Okeke-Agulu was one of over 3,300 to sign an online petition demanding Christie’s stop the auction. The document framed the issue through the lens of Black Lives Matter movement, using the hashtag #BlackArtsMatter. “We must not forget that it is not just the black body, but also black culture, identity and especially art that is being misappropriated,” it read. 

Nigeria’s National Commission for Museums and Monuments also called on the auction house to pull the statues and four other lots from the sale, demanding proof of the objects’ provenance. The Commission alleged that the removal of the items in question may have violated the UNESCO convention of 1954, which protects cultural heritage during armed conflict.

Despite the criticism, Christie’s decided to move forward with the sale. “These objects are being lawfully sold having been publicly exhibited and previously sold over the last decades prior to Christie’s involvement,” a representative from the company told the Associated Press in a statement. 

“It is our understanding Mr. Kerchache never went to Nigeria in 1968/69 which suggests local agents were involved in initial trading, likely to Cameroon before shipment to Europe,” an unnamed source from the auction house told CNN.

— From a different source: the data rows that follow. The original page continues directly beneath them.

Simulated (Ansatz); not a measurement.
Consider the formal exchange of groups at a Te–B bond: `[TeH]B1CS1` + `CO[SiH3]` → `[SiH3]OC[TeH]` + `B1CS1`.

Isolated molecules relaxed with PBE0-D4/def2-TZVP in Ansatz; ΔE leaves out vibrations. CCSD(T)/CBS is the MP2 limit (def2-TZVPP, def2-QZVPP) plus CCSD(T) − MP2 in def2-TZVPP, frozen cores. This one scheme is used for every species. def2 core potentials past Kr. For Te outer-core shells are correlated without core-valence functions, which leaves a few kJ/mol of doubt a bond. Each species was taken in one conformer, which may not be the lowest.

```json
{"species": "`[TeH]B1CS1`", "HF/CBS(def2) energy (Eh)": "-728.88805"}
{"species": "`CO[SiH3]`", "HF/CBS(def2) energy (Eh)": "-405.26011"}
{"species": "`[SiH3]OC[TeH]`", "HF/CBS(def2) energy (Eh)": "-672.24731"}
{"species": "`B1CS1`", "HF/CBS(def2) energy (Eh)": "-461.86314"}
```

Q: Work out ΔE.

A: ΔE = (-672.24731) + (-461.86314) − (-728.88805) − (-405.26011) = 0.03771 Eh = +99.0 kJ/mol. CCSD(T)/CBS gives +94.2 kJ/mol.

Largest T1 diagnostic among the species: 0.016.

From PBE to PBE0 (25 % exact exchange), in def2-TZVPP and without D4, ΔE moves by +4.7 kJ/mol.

“Christie’s is in the business of making money, and I understand that,” Okeke-Agulu wrote to Artnet News. “But as they did with the alusi figures from Nigeria, they would fudge the provenance of of the sculptures in their bid to claim they were legally acquired from their original owners. Their claim that the alusi figures came from a place that was not at war, when their own information says that Jacques Kerchache acquired these objects in 1968-69 during the Biafran War of 1967-70 shows how arrogant, and perhaps willfully ignorant, they are of Nigeria’s history.”